A sequence object has the following characteristics:
A sequence object is a database
object that is not tied to any one
table.
A sequence object generates
sequential values that can be used in
any SQL or XQuery statement.
Since a sequence object can be used
by any application, there are two
expressions used to control the
retrieval of the next value in the
specified sequence and the value
generated previous to the statement
being executed. The PREVIOUS VALUE
expression returns the most recently
generated value for the specified
sequence for a previous statement
within the current session. The NEXT
VALUE expression returns the next
value for the specified sequence. The
use of these expressions allows the
same value to be used across several
SQL and XQuery statements within
several tables.
While these are not all of the characteristics of these two items, these characteristics will assist you in determining which to use depending on your database design and the applications using the database.
I don't know why anyone would EVER use an identity column rather than a sequence.

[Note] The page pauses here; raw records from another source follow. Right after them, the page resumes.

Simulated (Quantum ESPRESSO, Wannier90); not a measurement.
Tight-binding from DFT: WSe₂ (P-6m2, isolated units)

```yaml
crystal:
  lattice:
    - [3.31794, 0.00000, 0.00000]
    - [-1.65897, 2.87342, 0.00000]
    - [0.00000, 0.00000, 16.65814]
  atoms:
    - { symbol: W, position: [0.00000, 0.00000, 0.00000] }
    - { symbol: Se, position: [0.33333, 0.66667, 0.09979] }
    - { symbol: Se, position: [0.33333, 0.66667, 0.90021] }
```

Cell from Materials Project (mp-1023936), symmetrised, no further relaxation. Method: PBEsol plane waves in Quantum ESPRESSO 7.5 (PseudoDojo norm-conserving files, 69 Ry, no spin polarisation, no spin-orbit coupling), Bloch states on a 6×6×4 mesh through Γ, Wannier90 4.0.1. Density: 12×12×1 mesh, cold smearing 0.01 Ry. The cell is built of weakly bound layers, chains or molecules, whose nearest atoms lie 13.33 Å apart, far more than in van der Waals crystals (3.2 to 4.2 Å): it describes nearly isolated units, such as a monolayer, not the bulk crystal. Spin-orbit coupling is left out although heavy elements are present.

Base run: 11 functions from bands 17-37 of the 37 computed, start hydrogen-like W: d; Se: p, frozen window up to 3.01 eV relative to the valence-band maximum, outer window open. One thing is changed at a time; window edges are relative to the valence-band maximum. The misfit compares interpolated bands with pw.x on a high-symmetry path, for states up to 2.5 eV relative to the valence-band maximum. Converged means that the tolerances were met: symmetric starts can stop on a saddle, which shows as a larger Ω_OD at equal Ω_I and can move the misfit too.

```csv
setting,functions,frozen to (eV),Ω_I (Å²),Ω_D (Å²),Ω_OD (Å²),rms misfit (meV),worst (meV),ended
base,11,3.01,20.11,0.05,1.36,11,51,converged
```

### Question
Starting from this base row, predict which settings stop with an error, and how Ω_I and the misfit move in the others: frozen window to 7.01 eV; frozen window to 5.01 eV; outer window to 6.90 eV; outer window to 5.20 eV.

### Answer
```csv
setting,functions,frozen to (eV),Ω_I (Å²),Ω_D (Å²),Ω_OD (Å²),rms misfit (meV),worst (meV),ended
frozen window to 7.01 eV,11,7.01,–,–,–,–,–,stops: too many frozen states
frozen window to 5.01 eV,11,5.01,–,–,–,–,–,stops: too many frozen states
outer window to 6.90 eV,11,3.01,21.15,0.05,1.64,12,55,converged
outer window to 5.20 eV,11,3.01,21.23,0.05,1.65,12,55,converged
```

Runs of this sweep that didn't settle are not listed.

Sequences accomplish the same thing and are far more straight forward. Identity columns are much more of a pain especially when you want to do unloads and loads of the data to other environments. I not going to go into all the differences as that information can be found in the manuals but I can tell you that the DBA's have to almost always get involved anytime a user wants to migrate data from one environment to another when a table with an identity is involved because it can get confusing for the users. We have no issues when a sequence is used. We allow the users to update any schema objects so they can alter their sequences if they need to.